Managing Grumpy People
Coping With Team Members' Negative Moods
On any given day, the people we manage experience a whole range of emotions. They can be happy, sad, angry, cheerful, frustrated, and, at times, grumpy.
It is especially challenging to manage people who are consistently grumpy. Their negative energy can cast a shadow of gloom over an office, and this can affect an entire team's morale and productivity.
In this article, we'll look at how you can manage grouchy team members successfully. We'll also explore some strategies that you can use to turn around their negative moods.
The Problem With Grouches
It can be a real chore to manage grumpy people.
They might complain constantly about their work and life, but seem unwilling to do anything to change their circumstances. They may ignore colleagues, be reluctant to cooperate on team projects, show disrespect to others with their actions or words, or nay say every new idea that you come up with.

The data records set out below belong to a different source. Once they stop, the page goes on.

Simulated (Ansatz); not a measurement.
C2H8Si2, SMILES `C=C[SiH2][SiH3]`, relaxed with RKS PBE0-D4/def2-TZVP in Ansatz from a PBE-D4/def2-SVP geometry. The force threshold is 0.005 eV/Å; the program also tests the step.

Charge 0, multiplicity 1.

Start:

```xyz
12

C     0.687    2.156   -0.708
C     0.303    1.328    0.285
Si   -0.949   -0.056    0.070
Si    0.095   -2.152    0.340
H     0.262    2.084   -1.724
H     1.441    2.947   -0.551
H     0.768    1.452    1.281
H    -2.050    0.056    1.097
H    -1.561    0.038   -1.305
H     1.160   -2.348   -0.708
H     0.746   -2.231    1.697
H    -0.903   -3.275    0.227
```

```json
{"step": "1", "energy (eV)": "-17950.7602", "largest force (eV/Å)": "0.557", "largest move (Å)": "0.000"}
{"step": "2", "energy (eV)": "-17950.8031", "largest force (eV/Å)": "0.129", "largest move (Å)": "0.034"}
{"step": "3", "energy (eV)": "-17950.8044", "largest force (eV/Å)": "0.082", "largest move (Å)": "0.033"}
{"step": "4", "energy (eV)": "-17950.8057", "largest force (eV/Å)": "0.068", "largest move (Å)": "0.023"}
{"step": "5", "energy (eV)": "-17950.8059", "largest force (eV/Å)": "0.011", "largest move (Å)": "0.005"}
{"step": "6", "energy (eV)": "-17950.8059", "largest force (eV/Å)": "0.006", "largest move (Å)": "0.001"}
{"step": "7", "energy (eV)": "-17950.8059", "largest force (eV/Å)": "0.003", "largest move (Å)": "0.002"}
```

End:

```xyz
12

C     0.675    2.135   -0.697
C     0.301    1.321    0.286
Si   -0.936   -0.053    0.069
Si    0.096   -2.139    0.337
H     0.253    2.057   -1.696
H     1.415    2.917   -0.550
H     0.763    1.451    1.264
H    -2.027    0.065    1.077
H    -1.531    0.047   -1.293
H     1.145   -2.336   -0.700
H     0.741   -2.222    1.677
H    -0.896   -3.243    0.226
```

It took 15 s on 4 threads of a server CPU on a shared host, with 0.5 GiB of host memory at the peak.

In short, it might seem that they do everything to drive you, and the people they work with, into a bad mood.
How to Manage a Grouch
Use the strategies below to manage grumpy people more effectively.
1. Set a Good Example
Stop and look at your own behavior. Do you come into work feeling positive and excited about the day ahead? Or do you sometimes come across as grumpy?
Everyone goes through ups and downs, but if you come into work grouchy yourself, you set a poor example for everyone on your team.
2. Create a Happy Work Environment
A negative work environment can cause people to be grumpy.
Use Herzberg's Motivation-Hygiene Theory to uncover things that make team members feel dissatisfied. Speak to them to find out if you can do anything else to create a more positive working environment for them.
It's also important to look at their work space. Is it clean, comfortable, and well lit? Do what you can to create a healthy workplace for your team, and make sure that you minimize stress in the workplace .
3. See Things From Their Perspective
Next, take a step back and try to see things from their perspective .
Can you identify a possible reason for their negative attitude? Perhaps they do not feel well, or they have problems at home. Or, maybe they're overloaded with work.
Also, consider whether you've said or done anything that could be causing their grumpiness. (If you generally have a good relationship with them, ask them.)
If you've done anything to upset them, apologize and do what you can to make amends .
All of us need a listening ear now and again. This includes grouchy people – their negative rants or endless complaining might be a sign that they want to be heard. Use empathic listening while they talk, so that they know you are paying attention to their needs.
Listening is important, but there's a fine line to walk here. It's considerate to listen when others want to talk about a situation that has upset them, but you shouldn't feel trapped into listening to endless complaints. That won't do you any good, and it will likely make others feel bad as well.
Therefore, set boundaries – for instance, you could give them 10 minutes of your time, and then politely excuse yourself.
5. Distract Them
According to one study, you can distract people from a negative mood when you "put more demands on their working memory" – essentially, you give them other things to think about.
To do this, ask them specific, engaging questions about their work, challenge them with a tough problem, or ask them for their thoughts on work that you're doing. Encourage other team members to do the same.
You can also distract them with humor, where appropriate – tell a funny joke or story to lift their mood.
Confronting Grumpy People
Ultimately, there's only so much that you should do to tolerate grumpy people, and you need to confront them if their grumpiness is consistently having a negative effect on the team.
To do this, speak with them privately. Keep in mind that they might be unaware of how their attitude affects the people around them, so approach this conversation sensitively.
Use "I" instead of "you" statements to communicate the effect that their behavior has on the team. And, be specific about how they're harming the team's mission.
For example, the statement, "You are always grumpy" places blame and comes across as antagonistic. Instead, you could say, "I feel sad and upset when you come into work and complain about your clients. I think this puts people in a bad mood for the rest of the day, and makes people feel that they can't talk to you about projects."
The last statement is clear and effective because you communicate how this person's behavior affects you and the team.
Then make it clear to them that their behavior has to change. Remind them that their attitude has an impact on others, and consider using a performance agreement to record their commitment to stopping the behavior. This also holds them accountable if you have to take further action.